In reply to: Amit Kapila (#9)

Re: PG DOCS - logical replication filtering

On Thu, Mar 3, 2022 at 2:15 PM Amit Kapila <amit.kapila16@gmail.com> wrote:

On Wed, Mar 2, 2022 at 8:00 PM Peter Eisentraut
<peter.eisentraut@enterprisedb.com> wrote:

On 02.03.22 05:47, Peter Smith wrote:

This patch introduces a new "Filtering" page to give a common place
where all kinds of logical replication filtering can be described.
(e.g. It is envisaged that a "Column Filters" section can be added
sometime in the future).

The pending feature to select a subset of table columns to replicate is
not "column filtering". The thread might still be still called that,
but we have changed the patch to not use that terminology.

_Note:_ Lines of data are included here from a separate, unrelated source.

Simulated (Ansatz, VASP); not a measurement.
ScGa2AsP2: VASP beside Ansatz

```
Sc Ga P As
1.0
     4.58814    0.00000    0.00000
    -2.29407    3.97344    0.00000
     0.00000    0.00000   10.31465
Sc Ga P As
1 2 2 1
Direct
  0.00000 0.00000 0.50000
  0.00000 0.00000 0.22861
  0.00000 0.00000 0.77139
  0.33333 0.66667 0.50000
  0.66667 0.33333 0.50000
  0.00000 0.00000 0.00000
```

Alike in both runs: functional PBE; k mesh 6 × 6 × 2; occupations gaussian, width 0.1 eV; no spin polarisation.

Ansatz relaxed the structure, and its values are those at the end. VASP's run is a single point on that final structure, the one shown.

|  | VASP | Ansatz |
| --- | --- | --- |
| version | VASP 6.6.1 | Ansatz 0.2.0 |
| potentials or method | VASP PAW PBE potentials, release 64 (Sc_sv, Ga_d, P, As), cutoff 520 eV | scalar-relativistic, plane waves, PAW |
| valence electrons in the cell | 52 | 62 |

Filtering is a dynamic action based on actual values. The row filtering
feature does that. The column list feature is a static DDL-time
configuration. It is no more filtering than specifying a list of tables
in a publication is table filtering.

So please consider organizing the documentation differently to not
create this confusion.

+1. I think Row Filters can directly be a section just before
Conflicts on the logical replication page [1].

Some comments on the patch:
1. I think we can extend/add the example to have filters on more than
one table. This has been noticed multiple times during development
that people are not very clear on it.

Added example in v3 [1]/messages/by-id/CAHut+Ptwp0FscVpmMjHLV6_=SHR5ndwvWdX_gb41_3H2UA9ecA@mail.gmail.com

2. I think we can add an example or two for row filters actions (like
Insert, Update).

Added examples of INSERT and UPDATE in v3 [1]/messages/by-id/CAHut+Ptwp0FscVpmMjHLV6_=SHR5ndwvWdX_gb41_3H2UA9ecA@mail.gmail.com

3.
Publications can choose to limit the changes they produce to
any combination of <command>INSERT</command>, <command>UPDATE</command>,
-   <command>DELETE</command>, and <command>TRUNCATE</command>,
similar to how triggers are fired by
-   particular event types.  By default, all operation types are replicated.
+   <command>DELETE</command>, and <command>TRUNCATE</command> by using
+   <quote>operation filters</quote>.
By this, one can imply that row filters are used for Truncate as well
but that is not true. I know that that patch later specifies that "Row
filters have no effect for <command>TRUNCATE</command> commands." but
the above modification is not very clear.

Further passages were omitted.